Photo credit: Jared Nyataya| Nation

Kenya has agreed to elevate the status of more than 700,000 refugees in a move that could allow them free movement and eligibility to get jobs locally.

The four-year programme is expected to begin in November when refugees will begin receiving special identification cards. This will end the use of refugee cards and restrictions in camps.

The first phase of the programme could cost up to $943 million (Sh115.6 billion), money that is not yet readily available.

But Immigration Principal Secretary (PS) Julius Bitok told an audience in Turkana County on Thursday that they are fundraising from donors and the government will chip in to ensure it sticks to the timelines.

“This money will come from various partners and donors, including governments and the private sector. It will be channelled not only through the government but also through international NGOs, county governments and ministries,” he said.

The programme known as the Shirika Plan is not new, it has been delayed for the last two years due to funding constraints.

Kenya first agreed to turn Dadaab and Kakuma refugee camps, in Garissa and Turkana counties, respectively, in 2022 into formal urban centres to win over critics of its controversial decade-long bid to shut down the camps it said bred insecurity.

The government required money, and it reached out to donors and financial institutions including the World Bank.

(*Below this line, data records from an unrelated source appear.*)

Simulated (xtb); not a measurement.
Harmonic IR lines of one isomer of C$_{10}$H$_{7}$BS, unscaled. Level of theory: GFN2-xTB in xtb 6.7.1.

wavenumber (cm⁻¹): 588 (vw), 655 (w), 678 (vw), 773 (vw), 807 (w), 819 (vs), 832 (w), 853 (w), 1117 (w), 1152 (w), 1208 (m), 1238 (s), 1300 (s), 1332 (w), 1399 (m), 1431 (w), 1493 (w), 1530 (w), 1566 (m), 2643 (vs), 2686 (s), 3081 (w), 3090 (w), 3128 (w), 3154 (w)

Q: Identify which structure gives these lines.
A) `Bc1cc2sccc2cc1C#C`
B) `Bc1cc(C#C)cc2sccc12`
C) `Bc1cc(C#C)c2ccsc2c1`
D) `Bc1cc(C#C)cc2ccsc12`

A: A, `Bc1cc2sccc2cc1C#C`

The World Bank, the major funder of the programme, has since tied refugee welfare to financial support of Kenya’s programmes. Last month, when it agreed to lend Kenya Sh157.8 billion, it asked the government to provide jobs for refugees.

Kenya has agreed to register the refugees and offer them a certain class of work permits that will allow them to seek employment.

“We have embraced a paradigm shift that no longer views a refugee as a burden that should be repatriated as soon as possible. Rather, we want to harness their skills and industry in ventures that are profitable to themselves and our country,” said Foreign Affairs PS, Korir Sing’oei on Thursday, in Turkana County where leaders gathered to celebrate World Refugee Day.

Both Kenya and donors see the Shirika Plan as a paradigm shift in humanitarian strategy and is beginning to transform these settlement camps into vibrant municipalities integrated within the local fabric of Garissa and Turkana counties.

The government, county administrations, UN agencies, and international partners will work together to turn the refugee camps into towns with a sewerage system, power grid and other amenities. Refugees will have the freedom to move around the country.

Officials say the main goal is the integration of refugees to become active participants in their host communities' economic activities, ending an encampment criticised for creating a sense of dependency, while allowing non-refugees to settle in as well.

Prof Bitok said the plan symbolises a collective commitment to rebuild lives shattered by conflict and climate catastrophe.

Daadab and Kakuma will first be gazetted as municipalities, compelling budgetary allocations to their rebuilding.

The Shirika Plan National Steering Committee, which is devising the implementation plan, comprises the governors of Nairobi, Garissa, and Turkana and at least 17 PSs from State Departments critical to implementing refugee integration.

These departments include the Interior, Treasury, Health, Lands, Water, Housing, Education, and Foreign Affairs.

Interior Principal Secretary Raymond Omollo underscored the profound implications of this integration and added that by weaving refugees into the social fabric, Kenya not only strengthens its societal resilience but also sets a precedent for global refugee policy.

“It represents an innovative approach to refugee camps into integrated settlements that support the social economic inclusion of refugees and host communities thereby enhancing national security and cohesion,” he said.

Turkana Governor Jeremiah Lomurakai said the Shirika Plan will address concerns that development partners concentrate on funding refugees at the expense of host communities.

“There should be imperative balance when it comes to resource sharing, employment and many other things between the host community and refugees,” UN Resident Coordinator in Kenya Stephen Jackson and Kenya’s Representative for UNHCR Caroline van Buren promised to support the implementation of the Shirika Plan.

The plan came as the Horn of Africa became the worst-hit region in refugee numbers as countries suffered conflict, floods, drought and violence. There are over 8 million refugees across the region, according to new data from the UN Refugee Agency (UNHCR).

Somalia, Ethiopia, Kenya, and Somalia – are among the least prepared to cope with the impact of climate change, with the number of people suffering acute hunger has risen from 14 million in 2013 to over 55 million in 2023. Sudan has become the biggest producer of displaced people in Africa, displacing some 10 million people in a year, of which 2 million are in neighbouring countries.

Nuzhat Nueary, Oxfam Water Insecurity and Climate Policy Coordinator noted that climate change and El Niño weather patterns have supercharged droughts, floods and cyclones.